September 14, 2012
America’s farmers, ranchers and dairymen are used to the uncertainties that come with their professions. Weather and the ups and downs of the market have been at the center of that uncertainty producers deal with day in and day out. Historically, government groups have been there to help producers mitigate those uncertainties to some degree. This year, however, the Congress’ inability to pass a new five-year farm bill to replace the programs expiring at the end of September has only compounded the difficulties farmers and ranchers face.
Several hundred farmers, ranchers, dairymen and consumer and nutrient activists converged at the Congressional reflecting pool at the U.S. Capitol building on September 12 to urge passage of a new farm bill before Congress adjourns to campaign full-time for re-election. Signs exhorting the recalcitrant House Republican leadership to pass a farm bill included slogans like, “Farmers, Kids, Americans…Need a Farm Bill” and “Do You Eat? You Need a Farm Bill Now” peppered the crowd and greeted the bipartisan speakers from both the House and Senate.

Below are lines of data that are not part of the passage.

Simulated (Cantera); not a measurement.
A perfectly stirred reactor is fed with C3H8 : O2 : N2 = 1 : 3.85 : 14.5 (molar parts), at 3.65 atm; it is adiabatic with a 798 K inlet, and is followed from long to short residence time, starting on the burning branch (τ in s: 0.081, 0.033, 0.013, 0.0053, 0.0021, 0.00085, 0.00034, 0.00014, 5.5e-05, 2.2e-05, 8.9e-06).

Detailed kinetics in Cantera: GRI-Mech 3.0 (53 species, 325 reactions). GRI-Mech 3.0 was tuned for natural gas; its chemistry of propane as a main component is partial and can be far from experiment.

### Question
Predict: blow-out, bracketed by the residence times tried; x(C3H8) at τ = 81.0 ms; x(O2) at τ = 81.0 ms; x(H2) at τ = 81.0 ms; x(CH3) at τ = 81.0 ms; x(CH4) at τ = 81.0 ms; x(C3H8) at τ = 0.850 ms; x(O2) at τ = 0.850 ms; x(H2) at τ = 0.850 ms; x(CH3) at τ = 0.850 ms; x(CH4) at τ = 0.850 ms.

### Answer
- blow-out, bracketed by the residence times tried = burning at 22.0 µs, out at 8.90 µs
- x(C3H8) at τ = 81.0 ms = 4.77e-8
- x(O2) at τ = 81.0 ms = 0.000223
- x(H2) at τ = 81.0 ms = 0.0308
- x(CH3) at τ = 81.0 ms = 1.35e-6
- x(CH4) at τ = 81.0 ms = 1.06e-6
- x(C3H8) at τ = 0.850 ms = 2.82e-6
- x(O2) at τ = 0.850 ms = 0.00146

Senator Debbie Stabenow (D-MI), chair of the Senate Agriculture Committee, and Rep. Collin Peterson (D-MN), the ranking Democrat on the House Agriculture Committee, were among the Members addressing the crowd. Neither Sen. Pat Roberts (R-KS) nor Rep. Frank Lucas (R-OK), chair of the House Agriculture Committee, attended the event.
Peterson said that “there is no good reason why we [the House Republican Leadership] did not bring this bill to the floor,” but he also said that there was no groundswell of support from farmers and ranchers to force the Congress to act. Peterson added, “I’m here to tell you if you don’t do that we’re not going to get a farm bill,” Peterson said. “It’s that simple. We went through August and we really didn’t see the groundswell of support out there. We’ve got to make this happen. You’ve got to make this happen. It’s got to come from the grassroots.”
Previously, the Senate had approved its version of the next farm bill on a bipartisan vote and the House Agriculture Committee passed its version of the bill after that. The breakdown in the legislative process occurred when the House Republican Leadership team decided not to bring the House version to the floor, worrying that the debate and subsequent vote on the bill would be too divisive before an election.
The day after the rally, the House of Representatives voted to extend government spending at current levels until March of next year, six months into the 2013 federal government fiscal year. That is as clear a signal as anything that there will not be a new farm bill before Congress adjourns in a few days.
Extending the present farm bill threatens conservation programs that safeguard the environment by protecting fragile land and encouraging sound farming practices. Because the health of the environment is so closely linked to the health of humans, that threat should concern both environmentalists and public health advocates. (For more on that link, read this post by Bob Lawrence.) These outcomes—human health and environmental health—are generally not the focus when discussing the farm bill, but they should be.